[Tutor] Why doesn't this regex match???

Sat, 09 Feb 2002 01:25:25 -0500

[Sheila King]
> OK, I'm having some trouble with using the re module for regular
> expression matching. (I'm very new to using regular expressions, so I
> suppose I could be doing something really stupid?)

Congratulations:  you win, but only partly <wink>.

> Here is a session with the interactive interpreter:
>
> Python 2.2 (#28, Dec 21 2001, 12:21:22) [MSC 32 bit (Intel)] on win32
> Type "copyright", "credits" or "license" for more information.
> IDLE 0.8 -- press F1 for help
> >>> import re
> >>> searchstring = 'ADV: FREE FREE OFFERZ!!!!'
> >>> pattern = 'adv:'
> >>> p = re.compile(r'\b%s\b' % pattern)
> >>> result = p.search(searchstring, re.IGNORECASE)
> >>> result
> >>> print result
> None
>
> I would have expected to get a match on the above situation.

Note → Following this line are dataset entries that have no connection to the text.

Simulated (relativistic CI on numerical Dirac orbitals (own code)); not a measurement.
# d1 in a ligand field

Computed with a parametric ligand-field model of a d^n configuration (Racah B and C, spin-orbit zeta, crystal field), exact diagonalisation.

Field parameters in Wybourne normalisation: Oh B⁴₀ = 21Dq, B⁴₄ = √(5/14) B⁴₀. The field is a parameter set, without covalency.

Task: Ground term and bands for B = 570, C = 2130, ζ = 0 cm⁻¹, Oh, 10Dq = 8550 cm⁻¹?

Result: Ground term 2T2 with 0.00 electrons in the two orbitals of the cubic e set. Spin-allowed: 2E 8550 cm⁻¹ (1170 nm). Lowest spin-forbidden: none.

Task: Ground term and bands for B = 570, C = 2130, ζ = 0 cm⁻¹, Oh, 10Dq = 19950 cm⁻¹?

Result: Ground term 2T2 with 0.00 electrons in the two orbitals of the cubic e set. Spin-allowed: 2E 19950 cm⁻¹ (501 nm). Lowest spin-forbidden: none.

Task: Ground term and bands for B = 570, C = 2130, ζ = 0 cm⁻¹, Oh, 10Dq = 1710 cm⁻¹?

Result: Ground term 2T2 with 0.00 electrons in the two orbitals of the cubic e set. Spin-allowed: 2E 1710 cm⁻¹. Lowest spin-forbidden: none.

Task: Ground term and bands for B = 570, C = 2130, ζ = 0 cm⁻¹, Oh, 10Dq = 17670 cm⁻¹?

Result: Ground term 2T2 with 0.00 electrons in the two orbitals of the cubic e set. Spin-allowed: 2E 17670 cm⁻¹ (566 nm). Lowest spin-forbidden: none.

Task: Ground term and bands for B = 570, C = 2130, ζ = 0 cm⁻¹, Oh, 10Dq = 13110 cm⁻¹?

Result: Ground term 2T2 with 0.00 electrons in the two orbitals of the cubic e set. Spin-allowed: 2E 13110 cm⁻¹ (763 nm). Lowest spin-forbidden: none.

This is a pretty amazing failure:  the second argument to p.search is the
position in the string at which to begin the search (read the docs for
this).  re.IGNORECASE doesn't make any real sense there, but it just so
happens that

>>> re.IGNORECASE
2
>>>

So you're really asking to search 'V: FREE FREE OFFERZ!!!!' for 'ADV:', and
of course it isn't found.  If you compile the pattern like this instead:

    p = re.compile(r'\b%s\b' % re.escape(pattern), re.IGNORECASE)

and search via plain

    p.search(searchstring)

you'll be in much better shape, but it *still* won't match.  That's because
of the ":\b" in your pattern:  \b matches only at a word boundary, which
means an alphabetic character must be on one side and a non-alphabetic on
the other.  In ":\b", the colon is non-alphabetic, so this can only match
things like

   :A
   :a

etc.

Backing off to something simpler is always a good idea until you're
absolutely certain how regexps work:

>>> p = re.compile('adv:', re.IGNORECASE)
>>> p.search(searchstring)
<_sre.SRE_Match object at 0x00794D10>
>>> _.group(0)
'ADV:'
>>>

*Now* you can try making the pattern fancier again.

> Now when I try this:
>
> >>> searchstring = 'Viagra without a prescription!'
> >>> pattern = 'viagra'
> >>> p = re.compile(r'\b%s\b' % pattern)
> >>> result = p.search(searchstring, re.IGNORECASE)
> >>> result
> >>> print result
> None
> >>> searchstring = 'get viagra without a prescription!'
> >>> pattern = 'viagra'
> >>> p = re.compile(r'\b%s\b' % pattern)
> >>> result = p.search(searchstring, re.IGNORECASE)
> >>> result
> <_sre.SRE_Match object at 0x00AF4010>
> >>>
>
> If 'viagra' comes at the beginning, it doesn't match, but if it comes in
> the middle it does.

This is again because re.IGNORECASE is being used in a context where it
doesn't make sense (it's telling .search() to ignore the first two
characters of the string).

> So, one starts to think that \b, the word boundary, won't match at the
> beginning of a string (which is totally contrary to what I would expect).

Yes, \b matches at the start of a string.

> ...
> The task I am trying to accomplish right now is this:
>
> I have a list of strings (common words and phrases one might expect to
> find in a Spam email, if that wasn't obvious from the above examples)
> and I want to do a regular expression search against the subject of an
> email and see if I get a match or not (after which I handle the email).

regexps are a wonderful tool at times, but (a) are difficult to use
correctly, and (b) get used for all sorts of things they're not good at.
One of the best quotes on the topic comes from Jamie Zawinski:

    Some people, when confronted with a problem, think "I know, I'll use
    regular expressions."  Now they have two problems.

Here's another approach to your problem:

1. Convert all your phrases to (say) lowercase first.

2. Say the list is spamphrases, and the subject line is "subject".

   Then

       s = subject.lower()
       isjunk = 0
       for phrase in spamphrases:
           if s.find(phrase) >= 0:
               isjunk = 1
               break

   is worth considering.  It won't tie your head in knots, anyway.